According to some books, diffraction occurs when there is an obstacle whose linear dimensions are comparable to the wavelength of light. This is true also for a hole or a slit through which the light passes. My question is the following: shall we consider all the linear dimensions of an obstacle (height, width, thickness) compared to the light wavelength? Assuming there is a light beam which passes from a slit comparable with the light wavelength, shall we consider each linear dimension of the slit itself compared to the light wavelength?
The light is in principle going to be present in a three-dimensional region. In whichever directions the light is restricted, in those same directions it will subsequently spread out, and we call this diffraction. Usually we think of spreading out sideways (the transverse direction) for a beam of light. If we have a pinhole then the light spreads out in two dimensions. If we have a slit then the light only spreads out in the direction restricted by the narrow opening of the slit.
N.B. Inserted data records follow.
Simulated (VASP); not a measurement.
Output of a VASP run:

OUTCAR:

One can also restrict a beam of light in the longitudinal direction by chopping it very rapidly, turning it into a pulse. A short enough pulse will then start to spread out along its direction of travel.
Actually, diffraction occurs whenever there is a spatial or temporal alteration of the shape of a wave field. However it is easier to observe if it is caused by something with small features or by something that changes very rapidly.
Note that the edge of a large hole or of a razor blade is a very narrow feature, nearly infinitesimally narrow. Light passing an edge is diffracted.